Introduction to the Resistance Welding Process




Resistance welding is a process used to join metallic parts with electric current. There are several forms of resistance welding, including spot welding, seam selding, projection welding, and butt welding.



In all forms of resistance welding, the parts are locally heated until a molten pool forms. The parts are then allowed to cool, and the pool freezes to form a weld nugget. On a typical machine, the operator has control over the current setting, electrode force and weld time.



To create heat, copper electrodes pass an electric current through the work pieces. The heat generated depends on the electrical resistance and thermal conductivity of the metal, and the time that the current is applied. The heat generated is expressed by the equation


E = I2·R·t


where E is the heat energy, I is the current, R is the electrical resistance and t is the time that the current is applied.

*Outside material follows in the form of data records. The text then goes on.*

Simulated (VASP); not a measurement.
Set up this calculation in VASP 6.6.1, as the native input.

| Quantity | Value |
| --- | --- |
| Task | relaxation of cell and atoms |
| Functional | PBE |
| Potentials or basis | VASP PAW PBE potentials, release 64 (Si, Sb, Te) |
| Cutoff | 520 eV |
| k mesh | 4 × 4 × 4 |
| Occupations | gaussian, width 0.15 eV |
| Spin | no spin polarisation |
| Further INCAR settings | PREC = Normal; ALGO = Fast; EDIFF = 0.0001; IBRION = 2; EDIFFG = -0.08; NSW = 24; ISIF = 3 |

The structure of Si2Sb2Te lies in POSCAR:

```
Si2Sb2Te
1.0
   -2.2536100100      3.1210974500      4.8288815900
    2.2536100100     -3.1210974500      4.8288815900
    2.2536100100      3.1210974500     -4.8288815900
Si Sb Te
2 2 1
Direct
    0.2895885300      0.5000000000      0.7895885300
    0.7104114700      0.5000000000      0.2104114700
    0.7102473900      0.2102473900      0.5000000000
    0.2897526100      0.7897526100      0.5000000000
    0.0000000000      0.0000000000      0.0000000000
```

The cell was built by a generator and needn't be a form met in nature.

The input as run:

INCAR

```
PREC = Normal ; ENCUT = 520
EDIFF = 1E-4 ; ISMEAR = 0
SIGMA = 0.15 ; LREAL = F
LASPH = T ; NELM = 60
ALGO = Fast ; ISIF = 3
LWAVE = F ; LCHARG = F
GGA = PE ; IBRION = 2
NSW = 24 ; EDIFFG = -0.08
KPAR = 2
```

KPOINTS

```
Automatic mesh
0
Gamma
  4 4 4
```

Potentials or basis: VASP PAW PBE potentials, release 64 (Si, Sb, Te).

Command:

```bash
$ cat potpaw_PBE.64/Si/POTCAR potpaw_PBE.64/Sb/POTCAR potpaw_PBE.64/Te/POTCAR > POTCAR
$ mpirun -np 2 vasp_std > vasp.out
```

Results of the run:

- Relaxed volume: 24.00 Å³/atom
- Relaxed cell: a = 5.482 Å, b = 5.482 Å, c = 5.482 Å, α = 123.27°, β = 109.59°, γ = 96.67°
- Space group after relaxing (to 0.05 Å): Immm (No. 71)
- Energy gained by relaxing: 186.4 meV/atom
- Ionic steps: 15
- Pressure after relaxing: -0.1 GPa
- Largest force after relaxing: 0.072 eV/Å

Copper is used for electrodes because it has a low resistance and high thermal conductivity compared to most metals. This ensures that the heat is generated in the work pieces instead of the electrodes. When the electrodes get too hot, heat marks on the surface of the work pieces can form. The electrodes also become susceptible to "mushrooming". Electrode mushrooming reduces their usable lifetime. To prevent these problems, the electrodes are cooled with water. The water flows inside a cavity in the electrodes, removing excess heat.



The electrodes are held under a controlled force during welding. The amount of force affects the resistance across the interfaces between the work pieces and the electrodes. The force is adjusted to immediately create heat at the interface between the work pieces. The force also refines the grain structure of the weld. If the force is too low expulsion, or weld splash, can occur.



The heat needed to produce a molten pool depends on the thermal conductivity and melting point of the metal being welded. A material with a high thermal conductivity will quickly conduct heat away from the weld pool, increasing the total heat needed to melt the pool. A low melting point will lower the heat needed. The table below shows material properties for low carbon steel, aluminum, zinc (present on galvanized steel), and copper.



Metal Thermal Conductivity (W/m-K) Electrical Resistivity (Ohms-cm) Melting Point (°C)

Steel (1020) 52 17.4E-6   1500

Aluminum 190 5.0E-6 620

Zinc 112 5.9E-6 420

Copper 385 1.7E-6 1085


Steel has a higher electrical resistivity and lower thermal conductivity than the copper electrodes, making welding relatively easy. The copper electrodes must be well cooled, because the melting point of steel is significantly higher than that of copper.



Aluminum has an electrical resistivity and thermal conductivity that is closer to that of copper. However, aluminum's melting point is much lower than that of copper, making welding possible. Higher levels of current must be used for welding aluminum because of its low resistivity.



Galvinized steel, steel coated with zinc to prevent corrosion, requires a different welding approach than uncoated steel. The zinc coating must first be melted off before the steel is joined. Zinc has a low melting point, so a pulse of current before welding will accomplish this. During the weld, the zinc can combine with the steel and lower its resistivity. Therefore higher levels of current are requred to weld galvanized steel.



Resistance welding can be used to join a wide range of similar and dissimilar metals. For information on a particular combination of materials see the PDF document Weldability and Electrode Selection (from Lors Machinery). You will need the Adobe Acrobat Reader to view this document.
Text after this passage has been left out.